Monday, May 2, 2011

Vonnegut the Humanist


Kurt Vonnegut comes from a long line of Freethinkers, those being individual that but their beliefs in science and skepticism instead of the religious text such as the Bible. In 1992 Kurt Vonnegut was named Humanist of the Year by the American Humanist Association, during his acceptance speech he explained what Humanist were, stating "Humanist, moreover, I learned, were strikingly secular in their interests and enthusiasms, did not try to factor God Almighty into their equations, so to speak, along with all that could be seen and heard and felt and smelled and tasted in the here and now" (Vonnegut). Thus, Vonnegut believed in the inherent goodness of humankind and thought that morals derived from that goodness. 

Kurt Vonnegut's grandfather, Clemens Vonnegut, wrote essays on Freethinker during the latter half of the 19th century. Vonnegut recounts a quote in 2007 interview with journalist Heather Augustyn of The Humanist magazine, "Clemens had said about Jesus: 'If what he said was good, and it was marvelous, what did it matter if he was God or not?' (The Humanist - March/April 2010). What is remarkable about this view is that good deeds can be from within a person, and not because of a fear of the wrath of a deity. This decision to be good for goodness' sake, because it is the decent, human thing to do provides a much clearer sense of free will. If there is no afterlife, what might be the point of being bad? or good for that matter? The Humanist belief is that while we only get one life, it is a much more enjoyable life if one is good.

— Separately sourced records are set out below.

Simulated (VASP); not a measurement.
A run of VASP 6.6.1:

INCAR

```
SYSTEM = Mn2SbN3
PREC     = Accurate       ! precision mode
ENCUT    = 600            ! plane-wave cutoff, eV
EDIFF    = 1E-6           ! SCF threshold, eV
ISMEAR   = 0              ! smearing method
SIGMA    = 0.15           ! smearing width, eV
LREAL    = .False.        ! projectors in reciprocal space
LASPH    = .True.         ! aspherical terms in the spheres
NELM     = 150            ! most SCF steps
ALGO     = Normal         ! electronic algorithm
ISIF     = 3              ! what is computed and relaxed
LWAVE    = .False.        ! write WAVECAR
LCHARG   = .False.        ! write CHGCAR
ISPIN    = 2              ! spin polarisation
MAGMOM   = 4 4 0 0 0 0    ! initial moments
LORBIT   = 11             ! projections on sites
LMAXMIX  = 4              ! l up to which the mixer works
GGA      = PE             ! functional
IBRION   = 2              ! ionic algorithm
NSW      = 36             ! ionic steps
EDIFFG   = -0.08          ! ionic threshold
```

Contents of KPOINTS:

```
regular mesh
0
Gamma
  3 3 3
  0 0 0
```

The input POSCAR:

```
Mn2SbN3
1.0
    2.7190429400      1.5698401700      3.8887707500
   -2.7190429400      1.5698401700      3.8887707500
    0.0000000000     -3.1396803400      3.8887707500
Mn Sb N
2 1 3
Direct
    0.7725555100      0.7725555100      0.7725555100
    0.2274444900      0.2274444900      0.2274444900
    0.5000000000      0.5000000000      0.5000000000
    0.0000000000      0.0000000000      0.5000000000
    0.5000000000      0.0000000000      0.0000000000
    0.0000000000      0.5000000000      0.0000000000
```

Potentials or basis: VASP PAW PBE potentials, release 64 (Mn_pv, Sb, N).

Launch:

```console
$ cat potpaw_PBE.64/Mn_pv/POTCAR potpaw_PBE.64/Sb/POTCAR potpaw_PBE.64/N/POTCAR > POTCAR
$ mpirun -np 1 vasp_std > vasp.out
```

Showing his skepticism, Vonnegut even warns of putting too much faith in science and treating it as a new God; again from his acceptance speech, "So science is yet another human made God to which I, unless in a satirical mood, an ironical mood, a lampooning mood, need not genuflect" (Vonnegut). He explains in his speech how when he was younger he was relieved to note that devices of torture, like thumb screws and iron maidens, were not in use anymore. Later, after a lifetime worth of seeing war, from his own service in World War II, to the Korean War, Vietnam, and subsequent military action, he notes "the horrors of those torture chambers--their powers of persuasion--have been upgraded, like those of warfare, by applied science, by the domestication of electricity and the detailed understanding of the human nervous system, and so on" (Vonnegut). Science, while it has no morality, should be influenced by a desire to provide goodness in the world. Instead of finding a God in science, it seems as if we've created a Devil.